Two were arrested after an Inverness-registered ship collided with a Danish boat
Crew members on board a British-bound cargo ship involved in a fatal collision tested positive for drugs and alcohol, the vessel’s owner confirmed.
Two people were arrested after an Inverness-registered ship called Scot Carrier collided with Danish boat Karin Hoej in the Baltic Sea off the Swedish coast.
Scotline Marine Holdings Limited, the owner of Scot Carrier, confirmed two of the crew members on board were over the limit when undertaking a drugs and alcohol test.
A distress call was made at about 3.30am local time (02:30 GMT) on Monday after the boats crashed at sea.
Swedish authorities carried out a major search involving a helicopter and ships and found one body aboard the smaller Danish boat, which capsized in the collision.
One of Karin Hoej’s crew remains missing at sea.
The Swedish Prosecution Service (SPS) said two people, a British and a Croatian citizen, have been arrested on potential charges of causing the death of another person, gross negligence in maritime traffic and “gross sea drunkenness”.

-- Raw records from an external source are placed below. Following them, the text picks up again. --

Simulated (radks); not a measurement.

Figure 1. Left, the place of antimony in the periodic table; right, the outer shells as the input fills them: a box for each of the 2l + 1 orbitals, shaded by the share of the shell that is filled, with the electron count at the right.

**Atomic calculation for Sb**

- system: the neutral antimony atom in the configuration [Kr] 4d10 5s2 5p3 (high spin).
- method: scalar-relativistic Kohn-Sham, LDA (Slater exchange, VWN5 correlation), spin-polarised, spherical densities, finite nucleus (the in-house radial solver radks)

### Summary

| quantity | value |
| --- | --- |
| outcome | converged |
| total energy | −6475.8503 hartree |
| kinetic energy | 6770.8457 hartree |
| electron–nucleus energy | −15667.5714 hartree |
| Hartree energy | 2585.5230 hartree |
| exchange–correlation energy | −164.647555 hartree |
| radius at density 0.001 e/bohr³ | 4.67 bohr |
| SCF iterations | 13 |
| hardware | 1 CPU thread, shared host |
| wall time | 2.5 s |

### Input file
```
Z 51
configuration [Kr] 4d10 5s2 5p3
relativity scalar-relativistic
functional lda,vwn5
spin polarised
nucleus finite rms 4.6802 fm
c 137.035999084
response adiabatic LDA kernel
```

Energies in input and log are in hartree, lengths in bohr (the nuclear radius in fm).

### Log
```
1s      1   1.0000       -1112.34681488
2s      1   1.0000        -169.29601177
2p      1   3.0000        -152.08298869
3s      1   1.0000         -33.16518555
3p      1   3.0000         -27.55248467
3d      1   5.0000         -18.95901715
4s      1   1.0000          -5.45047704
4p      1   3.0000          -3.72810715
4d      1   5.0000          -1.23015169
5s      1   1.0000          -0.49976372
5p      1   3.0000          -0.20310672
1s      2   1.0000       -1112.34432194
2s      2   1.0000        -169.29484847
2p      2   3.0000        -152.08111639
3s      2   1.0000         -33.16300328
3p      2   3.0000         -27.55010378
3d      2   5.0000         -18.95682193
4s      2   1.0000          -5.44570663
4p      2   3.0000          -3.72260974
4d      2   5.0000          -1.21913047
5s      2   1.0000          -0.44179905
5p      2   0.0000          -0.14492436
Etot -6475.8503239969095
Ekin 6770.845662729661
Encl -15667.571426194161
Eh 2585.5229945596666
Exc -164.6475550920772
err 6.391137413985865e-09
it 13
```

A spokesperson for Scotline Marine Holdings Limited said: “In line with standard procedures, all crew members of the Scot Carrier were tested for drugs and alcohol with two crew members exceeding the legal limit.
“Scot Marine Holdings confirm that they have a strict drug and alcohol policy in place and have a zero-tolerance for any breaches that occur.”
The spokesperson said the company’s owners and managers offer “their heartfelt thoughts” to the families of the deceased and the crew member who remains lost at sea.
The SPS confirmed the cause of the collision is unclear, and prosecutors are in the early stages of their investigation into what happened.
Earlier today, a spokesman for SMA told the BBC that screams had been heard from the water after the collision.
“It is very cold and dark,” Jonas Franzen said. “The water is about 4C (39F) and the air is about 5C (41F).”
According to the website MarineTraffic, Scot Carrier was travelling from Salacgriva in Latvia to Montrose in Scotland, while the Karin Hoej had left Sodertalje in Sweden for Nykoebing Falster in Denmark.